A Book & A Bite: Exclusive Recipes from Prue Leith
As we celebrate The Great British Bake Off returning to our screens, we're eagerly looking forward to Prue, the new cookbook from judge and best-loved cook Prue Leith - her first in twenty-five years. Here we present some bonus recipes, exclusive to Waterstones, to whet your appetite.
Mushroom and Parsley Soup
Veggie, vegan and gluten-free
Big, black fully open mushrooms have the most flavour. This soup freezes well and keeps for 4–5 days in the fridge. Add the parsley at the last minute to retain the colour.
8 large black mushrooms, sliced
a good splash olive oil
2 tsp crushed garlic
600ml vegetable stock
1 tsp ground coriander
salt and pepper
2 large handfuls of parsley, chopped
In a medium saucepan over a medium heat, fry the mushrooms in the oil, stirring until soft and reduced. Add the garlic and cook for another minute, then add the stock and coriander and bring to the boil. Season well with salt and pepper. When ready to serve, reheat and stir in the parsley.
Tip: For a more elegant version (but one that’s not vegan), blitz the soup in a liquidizer and serve each bowl with a dollop of cream or yoghurt on top.
Bad-For-You Cheese Sarnies
In South Africa, we used to have these toasted on the braai (BBQ) on my Uncle’s farm or on the beach. But now I make them either on a ridged griddle pan or in one of those miracle plastic sleeves that go into the toaster. Or you can just grill them on both sides.
4 slices bread (I like wholemeal or sourdough)

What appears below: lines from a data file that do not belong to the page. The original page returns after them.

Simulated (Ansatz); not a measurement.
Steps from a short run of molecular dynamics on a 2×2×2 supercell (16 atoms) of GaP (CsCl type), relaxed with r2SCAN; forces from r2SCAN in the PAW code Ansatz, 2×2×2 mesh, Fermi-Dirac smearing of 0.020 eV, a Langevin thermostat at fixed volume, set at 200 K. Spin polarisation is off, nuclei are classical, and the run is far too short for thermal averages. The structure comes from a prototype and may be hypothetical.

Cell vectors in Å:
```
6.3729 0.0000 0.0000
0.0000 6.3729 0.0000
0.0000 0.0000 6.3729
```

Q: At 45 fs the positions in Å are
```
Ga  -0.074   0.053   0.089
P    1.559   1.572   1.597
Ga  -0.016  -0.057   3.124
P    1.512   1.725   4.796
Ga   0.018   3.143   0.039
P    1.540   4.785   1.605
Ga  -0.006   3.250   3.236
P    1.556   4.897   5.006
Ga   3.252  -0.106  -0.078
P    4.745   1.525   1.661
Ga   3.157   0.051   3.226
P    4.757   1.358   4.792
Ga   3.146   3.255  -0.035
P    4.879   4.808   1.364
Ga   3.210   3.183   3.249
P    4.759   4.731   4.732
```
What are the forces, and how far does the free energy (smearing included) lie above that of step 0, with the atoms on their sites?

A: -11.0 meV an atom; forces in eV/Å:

2 slices strong Cheddar, roughly the same size as your bread slices
2 tbsp mango chutney (I like Mrs Balls best), or apricot jam
melted butter, to taste
Cover two of the bread slices with cheese, and spread the top with chutney or jam.
Top with the remaining bread slices and press down.
Brush each side of the sarnies with melted butter and either dry-fry on both sides, or use the toaster-friendly plastic sleeves.
Tip: My aunt used to take a damp cloth in a plastic bag for sticky fingers, or send us into the sea to rinse our hands. More boringly, at home I serve them on a plate with a green salad and a knife and fork.
Mediterranean Chicken Traybake
8 chicken thighs or drumsticks, skin on and bone in
3 sweet potatoes, peeled and cut into chunks
1 red pepper, pith and seeds removed and cut into chunks
1 yellow pepper, pith and seeds removed and cut into chunks
1 large onion, sliced
handful of black olives
1 medium-hot chilli, deseeded and finely sliced
1 tsp dried or 2 tsp fresh thyme leaves
½ tsp salt
8 twists of the black pepper mill
2 tbsp olive oil
8–12 cherry tomatoes
a few fresh basil leaves
Heat the oven to 200°C/fan 180°C /gas mark 6.
Put all the ingredients except for the tomatoes and basil into a big bowl and turn them with your hands until everything is coated in oil. Tip the mixture into a deep roasting dish or ovenproof shallow dish.
Turn all the chicken pieces so that they are skin-side up. Bake in the oven for 45 minutes until the chicken and potatoes are both tender and brown. Take the pan out, tuck the tomatoes into the gaps and return to the oven for 10 –15 minutes. Serve from the dish with a few basil leaves on top.
Better Than Eton Mess
Eton Mess is that classic summer mix of meringue, strawberries and cream. But here’s a version for winter.
8 Amaretti biscuits, roughly broken up
3 tbsp rum
1 x 400g tin apricots
250ml crème fraîche or mascarpone
250ml plain yoghurt
handful of almonds, skin on
Put the crushed biscuits into the bottom of a glass bowl.
Sprinkle over the rum and add enough of the juice from the apricot tin to wet the biscuits without making them completely soggy.
Mix the crème fraiche or mascarpone and yoghurt together and spread half of it over the biscuits.
Arrange the apricot halves on top, then cover with the rest of the yoghurt mixture and sprinkle with the almonds.